I rated Lowe well enough to be an AB. Remember we were picking the likes of George Bridge above such players so theres no disputing a lot of bad decisions have been made by those last two coaches. Does a team like the ABs need a finicky winger who you have to adapt and change a lot of your style with to get benefit from? No, not really. But he still would have been a basic improvement on players like even Savea at the tail of his career, Bridge, and could even have converted into the answer of replacing Beauden at the back. Instead we persisted with NMS, Naholo, Havili, Reece, all players we would have cared even less about losing and all because Rieko had Lowe's number 11 jersey nailed down.


He was of course only 23 when he decided to leave, it was back in the beggining of the period they had started retaining players (from 2018 onwards I think, they came out saying theyre going to be more aggressive at some point). So he might, all of them, only just missed out.


The main point that Ed made is that situations like Lowe's, Aki's, JGP's, aren't going to happen in future. That's a bit of a "NZ" only problem, because those players need to reach such a high standard to be chosen by the All Blacks, were as a country like Ireland wants them a lot earlier like that. This is basically the 'ready in 3 years' concept Ireland relied on, versus the '5 years and they've left' concept' were that player is now ready to be chosen by the All Blacks (given a contract to play Super, ala SBW, and hopefully Manu).

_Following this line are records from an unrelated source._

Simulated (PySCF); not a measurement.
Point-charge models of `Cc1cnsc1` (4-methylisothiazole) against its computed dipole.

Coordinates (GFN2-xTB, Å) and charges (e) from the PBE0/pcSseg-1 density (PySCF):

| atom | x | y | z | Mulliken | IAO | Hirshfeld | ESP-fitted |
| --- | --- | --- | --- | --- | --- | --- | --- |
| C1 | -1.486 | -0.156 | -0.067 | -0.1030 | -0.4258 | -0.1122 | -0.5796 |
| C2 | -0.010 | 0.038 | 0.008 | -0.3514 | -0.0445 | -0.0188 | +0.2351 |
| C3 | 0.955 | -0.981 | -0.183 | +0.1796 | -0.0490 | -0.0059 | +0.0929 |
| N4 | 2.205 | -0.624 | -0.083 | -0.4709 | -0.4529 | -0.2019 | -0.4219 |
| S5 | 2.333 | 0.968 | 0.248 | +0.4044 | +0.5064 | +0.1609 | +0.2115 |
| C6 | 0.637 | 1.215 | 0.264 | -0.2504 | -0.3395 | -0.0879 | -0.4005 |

The 'mercenary' thing that will take longer to expire, and which I was referring to, is the grandparents rule. The new kids coming through now aren't going to have as many gp born overseas, so the amount of players that can leave with a prospect of International rugby offer are going to drop dramatically at some point. All these kiwi fellas playing for a PI, is going to stop sadly.


The new era problem that will replace those old concerns is now French and Japanese clubs (doing the same as NRL teams have done for decades by) picking kids out of school. The problem here is not so much a national identity one, than it is a farm system where 9 in 10 players are left with nothing. A stunted education and no support in a foreign country (well they'll get kicked out of those countries were they don't in Australia).


It's the same sort of situation were NZ would be the big guy, but there weren't many downsides with it. The only one I can think was brought up but a poster on this site, I can't recall who it was, but he seemed to know a lot of kids coming from the Islands weren't really given the capability to fly back home during school xms holidays etc. That is probably something that should be fixed by the union. Otherwise getting someone like Fakatava over here for his last year of school definitely results in NZ being able to pick the cherries off the top but it also allows that player to develop and be able to represent Tonga and under age and possibly even later in his career. Where as a kid being taken from NZ is arguably going to be worse off in every respect other than perhaps money. Not going to develop as a person, not going to develop as a player as much, so I have a lotof sympathy for NZs case that I don't include them in that group but I certainly see where you're coming from and it encourages other countries to think they can do the same while not realising they're making a much worse experience/situation.